' ' Cinema Romantico: Bone Tomahawk

Tuesday, January 19, 2016

Bone Tomahawk

S. Craig Zahler’s “Bone Tomahawk” is something of genre mash-up, one that begins as an offbeat western in classical garb before transforming into horror for its third act, so much so that by the time our principal characters wind up in a cave wearing their old west garb it almost feels like the original “Star Trek” where members of the Enterprise wound up in the old west. It’s not that this change in tone fails, exactly, but that this film is notable much more for its aesthetics than its narrative, and so when the film tries to turn itself into a meditation on vengeance as it wraps up that narrative, it stalls out. Still, the wind-up is pretty damn good, on account of across-the-board solid performances and dialogue that is colorful, wonderful, absolutely askew, of the time, baroque and really, really funny. Example: “Would you like some coffee?” “No need to stay awake.”

That line is proffered by Arthur O’Dwyer (Patrick Wilson), who as the film opens is sitting sullenly on his couch, nursing a leg he wounded after falling off his roof. “I advised you not to work on the roof during the storm, but you went up regardless, because you had a notion to get things done,” says his wife Samantha (Lili Simmons), who winds up kidnapped by a gang of cannibalistic Indians which triggers a rescue party. Well, Indians is not exactly the term the film provides. Indeed, the Sheriff, Franklin Hunt (Kurt Russell), calls on a local Indian for help gauging the situation and the Indian shows up looking like a man of industry and quickly dismisses the kidnappers not as Native Americans but inbred troglodytes. Indeed, they are less like Indians, frankly, than bizarre ash-covered aliens, unintelligible and cannibalistic, a unique clique that literally sews animal bones into their throats as a means to unleash macabre war cries.

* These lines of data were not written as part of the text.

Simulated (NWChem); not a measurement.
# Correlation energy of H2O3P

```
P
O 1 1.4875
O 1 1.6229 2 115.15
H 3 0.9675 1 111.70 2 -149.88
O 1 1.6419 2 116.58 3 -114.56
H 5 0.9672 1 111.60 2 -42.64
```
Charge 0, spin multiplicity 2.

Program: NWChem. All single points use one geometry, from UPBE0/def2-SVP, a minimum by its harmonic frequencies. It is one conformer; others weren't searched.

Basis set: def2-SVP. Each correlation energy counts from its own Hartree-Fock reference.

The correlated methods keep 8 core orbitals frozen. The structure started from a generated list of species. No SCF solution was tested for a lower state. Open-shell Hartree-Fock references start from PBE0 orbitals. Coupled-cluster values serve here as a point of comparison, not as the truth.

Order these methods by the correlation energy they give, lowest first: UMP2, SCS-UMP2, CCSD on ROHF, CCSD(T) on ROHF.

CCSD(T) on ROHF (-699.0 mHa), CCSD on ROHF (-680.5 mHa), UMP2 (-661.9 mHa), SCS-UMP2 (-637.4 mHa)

And that’s what “Bone Tomahawk” does best – it creates. Consider the Learned Goat, the saloon in town where the bartender, played by fantastically dry Michael Pare, seems perpetually on edge, always waiting for some sort of trouble to befall him, less interested in dispensing advice then keeping his counter clean, and the elderly pianist (James Tolkan) sleeps at his keys, exhausted and seemingly near the end of his earthly run, comically running counter to the town name of Bright Hope.

Russell’s Sheriff is the weary, stone-faced epitome of the genre, but that’s sort of the point, and Zahler surrounds him with a stable of characters, like the first deputy (who always refers to himself in the third person) played by Richard Jenkins with a wisdom cultivated from a world-weary good humor. He joins the rescue party, along with O’Dwyer, played by Patrick Wilson almost like a pesky boy scout, his refusal to be left behind played more like a recurring joke than heroism. And the perfectly named Brooder, played by Matthew Fox in a regal all-white get-up, is sorely self-impressed, a cowboy version of Leo giving Gaga the side eye.

These middle passages of the four on the trail of the troglodytes are slow and wonderful, reveling in the petty disputes of a few disagreeable men, as if their male pride continually makes them forget just what it is they are actually on the trail to do, and often pausing simply to document the agony O’Dwyer undergoes simply to make this trek.

Everyone in this group has, for one reason or another, sworn vengeance against these evil Indians, a classical western ideal that “Bone Tomahawk” seeks to skewer, “Searchers”-style. But the movie mis-calculates by letting its heroes off the hook too easily, a means to give the conclusion more action rather than wry ruefulness, and turning the troglodytes into uncomplicated villains. Nevertheless, the film’s exceptional wordplay still gets the idea of revenge’s hollowness just right. In this case it is Samantha who supplies the wisdom, getting a line that stands with the best of exposing the western mythos. She hollers: “This is why frontier life is so difficult. Not because of the Indians or the elements, but because of the idiots.”